We went to the Northern Turkish side of Cyprus today. We had to pass through the UN safe zone and Turkish checkpoints. There was a security official that had to accompany our group the entire time we were there. It was really interesting to learn more about the Turkish invasion in 1974 and see the results in person. There is a vast difference between learning history in a classroom and witnessing the direct impacts. As we drove into the Turkish side, first going to Varosi (Varosha), we passed strict zones where photography was prohibited. Varosi is the abandoned city in Famagusta. Varosi is the part of Famagusta that was once Cyprus’ most popular tourist location in the 1960s, before the Turkish invasion. It was really surreal to see abandoned high rise hotels, cafes, and shops. I felt like I could paint a picture of what it was like in its heyday and it really emphasized the dramatic effects of the Turkish invasion, which our tour guide emphasized as well. She told us a story of a colleague of hers whose wedding day was on the day of the invasion and did a great job of connecting textbook history with real people’s lives.

After we went to Varosi, we went to the walled city in Famagusta. This city was a direct reflection of just how old Cyprus is, and how many cultures and conquerors have travelled through it. We saw the remains of a Venetian palace. Only the walls and columns still stand but you could interpret the beauty that it must have once been through the decorative details. We also saw the Lala Mustafa Pasha Mosque, or the St. Nicholas Cathedral. Built in the 13th century, it was first built as a Cathedral and then converted into a mosque when the Ottomans invaded Cyprus. Our tour guide told us about the Lusignans who were crowned kings at two churches in cyprus, one of them being this cathedral. Our trip to Famagusta reminded me just how old Cyprus is, especially compared to the history of the United States.

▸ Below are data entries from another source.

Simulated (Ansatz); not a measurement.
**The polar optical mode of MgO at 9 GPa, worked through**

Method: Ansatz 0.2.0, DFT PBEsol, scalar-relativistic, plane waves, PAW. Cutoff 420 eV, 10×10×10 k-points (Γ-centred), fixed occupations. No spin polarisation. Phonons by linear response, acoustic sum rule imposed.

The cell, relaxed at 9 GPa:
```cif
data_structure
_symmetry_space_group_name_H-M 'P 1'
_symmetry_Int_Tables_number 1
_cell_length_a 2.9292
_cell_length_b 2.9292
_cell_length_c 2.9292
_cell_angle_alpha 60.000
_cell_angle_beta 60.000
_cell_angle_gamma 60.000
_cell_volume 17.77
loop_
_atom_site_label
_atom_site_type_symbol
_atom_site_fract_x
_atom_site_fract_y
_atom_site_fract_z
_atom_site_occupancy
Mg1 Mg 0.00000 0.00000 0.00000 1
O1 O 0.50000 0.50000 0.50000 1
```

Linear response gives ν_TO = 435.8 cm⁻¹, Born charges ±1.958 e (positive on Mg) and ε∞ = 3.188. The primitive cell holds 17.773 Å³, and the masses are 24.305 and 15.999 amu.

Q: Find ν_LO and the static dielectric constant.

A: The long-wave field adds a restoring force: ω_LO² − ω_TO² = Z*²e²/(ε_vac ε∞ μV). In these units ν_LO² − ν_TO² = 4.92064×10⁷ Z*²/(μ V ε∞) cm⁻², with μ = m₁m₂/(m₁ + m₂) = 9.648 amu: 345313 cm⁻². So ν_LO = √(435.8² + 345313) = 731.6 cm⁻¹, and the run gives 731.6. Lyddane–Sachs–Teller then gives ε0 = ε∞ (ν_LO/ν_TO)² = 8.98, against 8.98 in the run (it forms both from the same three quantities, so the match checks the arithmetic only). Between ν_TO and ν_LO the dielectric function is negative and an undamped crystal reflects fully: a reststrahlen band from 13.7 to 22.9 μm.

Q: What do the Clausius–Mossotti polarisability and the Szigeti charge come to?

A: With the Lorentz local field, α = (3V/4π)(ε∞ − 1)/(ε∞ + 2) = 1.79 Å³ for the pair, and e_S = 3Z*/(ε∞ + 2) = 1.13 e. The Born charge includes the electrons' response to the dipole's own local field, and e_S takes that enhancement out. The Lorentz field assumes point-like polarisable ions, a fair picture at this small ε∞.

We also had a meze lunch in Famagusta. Not really knowing what we were getting ourselves into, we walked into a restaurant and the food just kept coming out! I’m not complaining, it was the most delicious array of sauces, meats, and other Cypriot cuisine.

Our tour guides and program coordinators, Dimitra and Smaragda, have been great on this trip. Dimitra offers a seemingly never ending supply of information about Cyprus history. I have particularly enjoyed her knowledge of the plants in Cyprus. We learned that Cyprus has around 140 endemic species! Our coordinator, Smaragda is well verse in the linguistic history of Cyprus. It was really interesting to learn that local Cyrpriots to not speak Greek, they actually speak Cypriot. Cypriot is currently a dialect of Greek, however mainland Greeks cannot understand Cypriot. Cypriots are taught Greek in school but do not speak it casually with their friends and family. Smarangda informed me about the nuances there are to this dialect and the connotations and stereotypes that some people associate with Cypriot.
We got to end the day at Fig Tree Bay, a beautiful beach. The water was incredibly clear, the pictures I took don’t do it justice. Overall, it was a great day of learning and experiencing history!